NOTE: This blog post is based on this notebook which steps through the process.
This blog post was originally inspired by another blog post by Geoff Boeing and an associated notebook demonstrating the network constrained clustering of 1,000,000 points with OSMnx, NetworkX and DBSCAN. While the use of a sparse matrix allowed a larger number of points to be handled on the network, there are still limitations on applying the suggested method to a large city such as London and using real-world Points-of-Interest (POIs) downloaded from OpenStreetMap.
I encountered two bottlenecks:
- The 1,000,000 points in the example were actually quite tightly clustered when they were created. Once they have been attached to the nearest nodes in the network, there are actually only 549 nodes forming the basis of the origin-destination matrix.
- The street network in the example is relatively small. Apart from the difficulties handling a large number of POIs there are also challenges working with the street networks of larger cities. NetworkX can be slow when trying to calculate all of the shortest paths through the network.
Trying to apply this approach to London and real-world POIs downloaded from OpenStreetMap didn’t work because, even though we may be starting with a much smaller number of POIs (35,000 instead of 1,000,000), the POIs are more evenly distributed and attach to a larger number of nearest nodes - in this example around 16,000. When following the example notebook just creating the OD matrix with that many entries was a challenge.

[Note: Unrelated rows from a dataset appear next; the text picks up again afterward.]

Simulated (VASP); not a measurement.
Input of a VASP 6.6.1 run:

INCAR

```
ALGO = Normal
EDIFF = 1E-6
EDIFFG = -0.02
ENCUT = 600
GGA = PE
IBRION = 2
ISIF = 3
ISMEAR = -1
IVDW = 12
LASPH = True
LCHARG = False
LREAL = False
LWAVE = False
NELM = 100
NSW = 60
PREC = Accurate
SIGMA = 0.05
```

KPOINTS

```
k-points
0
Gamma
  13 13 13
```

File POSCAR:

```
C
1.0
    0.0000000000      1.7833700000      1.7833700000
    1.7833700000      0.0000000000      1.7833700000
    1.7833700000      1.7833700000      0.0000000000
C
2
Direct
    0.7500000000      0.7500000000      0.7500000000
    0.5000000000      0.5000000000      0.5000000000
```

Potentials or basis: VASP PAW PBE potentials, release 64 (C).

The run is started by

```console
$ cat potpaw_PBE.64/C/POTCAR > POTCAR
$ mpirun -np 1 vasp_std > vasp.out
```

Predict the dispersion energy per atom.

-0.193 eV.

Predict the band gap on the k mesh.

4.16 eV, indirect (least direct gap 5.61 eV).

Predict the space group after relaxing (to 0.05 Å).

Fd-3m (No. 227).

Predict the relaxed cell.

Pandana uses contraction hierarchies to carry out extremely fast network-based nearest POI queries and also benefits from limiting its search to within a threshold distance from each node in the network.
The hypothesis of the blogpost and notebook is that, as DBSCAN also uses a threshold distance to identify nearest neighbours, it might be possible to combine the two libraries to allow network constrained clustering with both a larger number of starting POIs/nearest nodes and a larger street network. The notebook linked to above goes through the process step-by-step to produce the following image:
By overlaying the results on polygons of town centres downloaded from the London Datastore it is possible to see that the clustering does work though there are a few points to note:
- The parameters for both Pandana and DBSCAN have not been carefully calibrated, the purpose of the notebook is to show the potential of the method.
- Pandana has a numeric limit on the number of POIs that it will find within the threshold distance as well. This may be problematic if the POIs are clustered tightly together.
- The DBSCAN results are potentially affected by the different relative densities of the various clusters.
- There are clearly a few extremely large clusters in the centre of the city with much smaller ones in the periphery. This may reflect where the bulk of the OSM community’s mapping of POIs has been focussed in London, or it may indeed show that, despite claims that London already is a 15 minute city, at a higher level it remains extremely centralised.